The Fund invests in both corporate and sovereign bonds. Do you divide investments between each equally or is there a greater weight towards one or the other?

In the local currency segment, where our management style is more top-down, the majority of investments are in sovereign, or equivalent, securities, representing the nature of the market. However, our investment approach to EM hard currency debt is pronouncedly bottom-up, and our screening and valuation process systematically favours corporate over sovereign issues in the hard currency segment. As a result, just over half of the Fund (50.1%) is invested in sovereign debt at the moment [as of January 31]. We do not have any specific target per se for this, but it is also clear that at 50% this is at the lower end of the possible range.

What factors do you take into account when deciding on the portfolio’s geographical allocation?

While our investment process, especially in the hard currency universe, has strong bottom-up characteristics, the overall geographical allocation of the Fund is important. When addressing geographical allocation we take into consideration multiple factors - growth and fiscal expectations, business, rating and default-cycle expectations, as well as our in-house historical and credit-rating based valuation scores that offer valuable guidance.

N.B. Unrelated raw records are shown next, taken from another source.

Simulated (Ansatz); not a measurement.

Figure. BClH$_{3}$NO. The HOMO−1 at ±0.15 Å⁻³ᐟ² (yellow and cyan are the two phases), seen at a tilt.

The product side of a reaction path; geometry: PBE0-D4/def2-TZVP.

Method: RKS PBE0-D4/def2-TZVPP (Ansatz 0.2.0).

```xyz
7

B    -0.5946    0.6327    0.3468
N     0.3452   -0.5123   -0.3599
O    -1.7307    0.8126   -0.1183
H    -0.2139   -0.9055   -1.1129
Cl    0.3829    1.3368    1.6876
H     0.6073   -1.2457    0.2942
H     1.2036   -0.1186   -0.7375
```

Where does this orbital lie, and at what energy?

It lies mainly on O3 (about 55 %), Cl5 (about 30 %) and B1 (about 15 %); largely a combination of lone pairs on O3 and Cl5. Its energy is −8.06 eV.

Have there been any emerging markets or specific regions whose bonds have historically performed better than others and if so, why?

Emerging market regions are not homogeneous in terms of their risk. For example, historically, Asia outperforms in market downturns, while Latin America and Eastern Europe outperform during rallies. As a result, it is impossible to generalize and highlight any region with historically better long-term performance compared to others. Nevertheless, there are few market inefficiencies in emerging market debt that hold for a prolonged period of time, resulting in mispriced assets and creating attractive investment opportunities. For example, Russia’s quasi-sovereign Eurobond Gazprom’18 historically trades with up to a 150bp premium over a comparable bond issued by Brazil’s quasi-sovereign Petrobras, although both companies operate in the oil and gas industry and have a similar composite rating of BBB. This probably has something to do with American investors’ home bias. Unbiased investors with a medium to long-term investment horizon are able to take advantage of this and similar arbitrary investment opportunities.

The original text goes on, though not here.